In March of this year, the “D.C. House Voting Rights Act” was put on indefinite hold in the House of Representatives when Democratic leaders couldn’t figure out how to move the bill without a harmful gun amendment attached. The bill would have granted D.C. residents voting representation in Congress for the first time ever (the United States is the only democracy on earth that denies residents of its capital such representation).

The gun amendment in question was drafted by the National Rifle Association (NRA) and sponsored by Senator John Ensign (R-NV). It would repeal the District of Columbia’s new gun laws across the board and prohibit the D.C. Council from enacting any law in the future that would “unduly burden the ability of persons” to obtain and possess firearms (changes that were not called for in the 2008 District of Columbia v. Heller ruling by the Supreme Court).

Earlier this year, Senator Ensign defended his amendment with noble-sounding references to “the Framers,” “the Constitution” and “Second Amendment rights.”

However, much has happened since then. In June, Senator Ensign admitted to an extramarital affair with a campaign staffer who was married to an employee in his D.C. office. The scandal led Ensign to resign his position as the Chairman of the Republican Policy Committee. The FBI has now opened an investigation into the matter that implicates another NRA Favorite Son, Senator Tom Coburn (R-OK).

Ensign has apparently become so radioactive that one Senate aide commented, “[he] doesn’t have a lot of friends up here right now.” That’s unfortunate, because in the wake of his gun amendment, Capitol Hill was the only place in the District of Columbia the Senator had friends to begin with.

Under the weight of this pressure, Ensign made some incredibly candid and revealing remarks last Tuesday during a Senate Finance Committee debate on health care legislation. Commenting on the fact that the U.S. has a poor record on preventable deaths compared to other industrialized nations, the Senator suggested those statistics were unfair because they include deaths from auto accidents and gun violence. “When you take into account cultural factors—the fact that we drive cars a lot more than any other country; we are much more mobile,” Ensign said. “If you take out accidental deaths due to car accidents, and you take out gun deaths—because we like our guns in the United States and there are a lot more guns deaths in the United States—you take out those two things, you adjust those, and we are actually better in terms of survival rates.” You can view a video of Senator Ensign’s remarks here.

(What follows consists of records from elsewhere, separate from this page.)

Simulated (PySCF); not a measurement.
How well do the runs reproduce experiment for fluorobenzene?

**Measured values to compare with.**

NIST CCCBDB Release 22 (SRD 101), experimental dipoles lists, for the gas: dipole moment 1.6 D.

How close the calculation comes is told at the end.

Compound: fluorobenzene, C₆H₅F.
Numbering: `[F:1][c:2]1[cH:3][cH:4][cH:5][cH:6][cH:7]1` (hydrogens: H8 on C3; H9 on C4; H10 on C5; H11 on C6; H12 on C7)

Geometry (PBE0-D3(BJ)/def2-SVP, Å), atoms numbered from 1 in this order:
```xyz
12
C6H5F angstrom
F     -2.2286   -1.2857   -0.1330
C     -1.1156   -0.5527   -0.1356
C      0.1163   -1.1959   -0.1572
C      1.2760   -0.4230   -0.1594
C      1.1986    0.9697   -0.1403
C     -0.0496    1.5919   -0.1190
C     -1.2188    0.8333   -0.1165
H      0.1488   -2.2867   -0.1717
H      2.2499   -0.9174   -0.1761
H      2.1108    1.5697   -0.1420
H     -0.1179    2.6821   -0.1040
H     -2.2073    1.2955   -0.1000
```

There you have it, victims and survivors of gun violence in D.C.—you simply don’t count. And if you District residents don’t want to abolish your firearm laws and make it easier for lunatics to get guns, well tough luck, that’s just one “cultural factor” you’re going to have to get used to.

Hmmmm... Thanks, but no thanks. As a D.C. resident myself, I can assure both Senator Ensign and the NRA that you might like your guns, but we like our lives and loved ones even more.